Public Policy/Regulatory developments in Zimbabwe



[co-author: Josephine Mbuya]

The Public Private Partnership Act No. 19 of 2010 (the Act) is the principal act made for the purpose of providing an institutional framework for the implementation of public private partnership (PPP) agreements. The Act outlines the rules and procedures of the procurement process and development of public and private sector partnerships.

The Act, like any other law, has undergone several amendments, the most recent one being the amendments of 2018 through the Public Private Partnership (Amendment) Act No. 9 of 2018.

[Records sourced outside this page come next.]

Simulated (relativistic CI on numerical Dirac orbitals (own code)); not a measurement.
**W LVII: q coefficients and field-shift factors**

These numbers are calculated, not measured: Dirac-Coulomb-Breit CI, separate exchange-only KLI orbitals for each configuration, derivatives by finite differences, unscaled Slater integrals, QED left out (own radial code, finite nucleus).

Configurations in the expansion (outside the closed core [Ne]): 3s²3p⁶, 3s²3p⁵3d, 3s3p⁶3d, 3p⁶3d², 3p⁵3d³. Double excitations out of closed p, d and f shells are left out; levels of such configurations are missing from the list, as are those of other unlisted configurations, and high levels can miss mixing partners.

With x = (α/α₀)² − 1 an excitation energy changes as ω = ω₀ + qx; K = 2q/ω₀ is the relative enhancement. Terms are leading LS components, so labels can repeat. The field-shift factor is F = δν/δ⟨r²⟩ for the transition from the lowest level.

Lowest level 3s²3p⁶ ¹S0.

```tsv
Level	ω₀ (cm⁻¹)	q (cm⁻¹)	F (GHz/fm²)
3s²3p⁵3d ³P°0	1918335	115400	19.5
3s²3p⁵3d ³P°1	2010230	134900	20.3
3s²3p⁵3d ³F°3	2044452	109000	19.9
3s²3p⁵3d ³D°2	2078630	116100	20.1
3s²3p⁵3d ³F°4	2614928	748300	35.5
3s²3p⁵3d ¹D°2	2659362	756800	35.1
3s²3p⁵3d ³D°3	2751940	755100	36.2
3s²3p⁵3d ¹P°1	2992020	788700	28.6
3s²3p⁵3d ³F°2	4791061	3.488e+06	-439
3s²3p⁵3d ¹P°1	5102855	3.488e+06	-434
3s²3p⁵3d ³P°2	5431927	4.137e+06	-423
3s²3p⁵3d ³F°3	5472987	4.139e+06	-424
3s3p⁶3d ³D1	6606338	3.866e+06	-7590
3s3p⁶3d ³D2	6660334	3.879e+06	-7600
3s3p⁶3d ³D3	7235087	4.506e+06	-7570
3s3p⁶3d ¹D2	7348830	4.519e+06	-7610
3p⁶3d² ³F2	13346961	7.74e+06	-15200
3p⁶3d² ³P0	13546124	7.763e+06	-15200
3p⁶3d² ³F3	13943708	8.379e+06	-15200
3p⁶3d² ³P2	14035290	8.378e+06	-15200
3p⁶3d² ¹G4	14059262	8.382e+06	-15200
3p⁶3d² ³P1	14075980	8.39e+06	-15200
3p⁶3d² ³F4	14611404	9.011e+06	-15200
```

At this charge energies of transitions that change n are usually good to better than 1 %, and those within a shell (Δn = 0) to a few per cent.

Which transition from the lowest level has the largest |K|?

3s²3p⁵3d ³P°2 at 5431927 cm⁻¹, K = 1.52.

The last two amendments before the 2018 amendments had incorporated changes in the Act to include:

  • the establishment of the new PPP authorities, the Public Private Partnership Unit and the Public Private Partnership Technical Committee;
  • the repealing of section 20 of the Act, which required that all amendments and review of agreements be performed by the parties upon approval by the Finance Unit and the Coordination Unit, and replacing it with a new section 20 that allowed all amendments and review of agreements to be performed by the parties upon the approval of the PPP Technical Committee; and
  • the establishment of the Facilitation Fund. This fund was established for the purpose of financing feasibility studies and to assist PPP projects with limited financial viability and high economic benefits. In case of the PPP projects requiring funding support from the public, such support shall be granted at the discretion of the Minister.

The current amendments to the Act, through the Public Private Partnership (Amendment) Act No. 9 of 2018, have further introduced changes to include the following:

  • The Minister responsible for PPP now has the mandate to oversee the implementation of PPP programmes and he has been given the power to exempt procurement of an unsolicited project from competitive tendering where it meets the following criteria:
    • the project is of priority to the government at the particular time and broadly consistent with the government’s strategic objectives;
    • the private proponents do not require the government to guarantee or provide any form of financial support for the project;
    • the project has unique attributes that justify departing from a competitive tender process and others could not deliver a similar project with the same value for money;
    • the project is of a size, scope and financing that comply with the conditions provided in the regulations;
    • the project demonstrates value for money and affordability and transfers significant risks to the private proponent;
    • the project offers wide social economic benefits including improved services, employment and taxation; and
    • the proponent commits to bear the cost of undertaking a feasibility study.

This means that not only will all PPP agreements have to be approved by the PPP Technical Committee but they will also need to be vetted by the Attorney General.

  • A further amendment is in relation to natural resources management. All PPP projects relating to natural wealth and resources will be required to comply with the natural wealth laws such as the Natural Wealth and Resources (Permanent Sovereignty) Act and the Natural Wealth and Resources Contracts (Review and Re-Negotiation of Unconscionable Terms) Act. This gives Parliament the right to review the PPP agreements at a later point and to modify them, where necessary.
  • One notable change is the reduction of the threshold for small-scale projects from US$70 million to US$20 million.
  • In addition, PPP agreements will be made subject to local arbitration under the arbitration laws of Tanzania. Therefore, in the event of a dispute, the parties will be subjected to a local arbitral forum i.e. the National Construction Council or the Tanzania Institute of Arbitrators.
  • The Public Private Partnership (Amendment) Act has also amended other laws such as:
    • the Tanzania Investment Act Cap. 38, by relieving the National Investment Steering Committee from scrutinising the approved PPP projects. This is so as to reduce the number of approval organs in PPP projects;
    • the Public Procurement Act Cap. 410, by giving the Public Procurement Authority the mandate to develop guidelines to regulate procurement of consultants, transaction advisers and private parties in relation to PPP projects; and
    • the Budget Act Cap 439: the aim of the amendments is to require the contracting authorities to consider PPP projects during preparation of the government budget.


Generally, the amendments are likely to encourage more international investors to propose PPP projects as there will be more efficiency in the review process and obtaining approvals of PPP projects.


DISCLAIMER: Because of the generality of this update, the information provided herein may not be applicable in all situations and should not be acted upon without specific legal advice based on particular situations.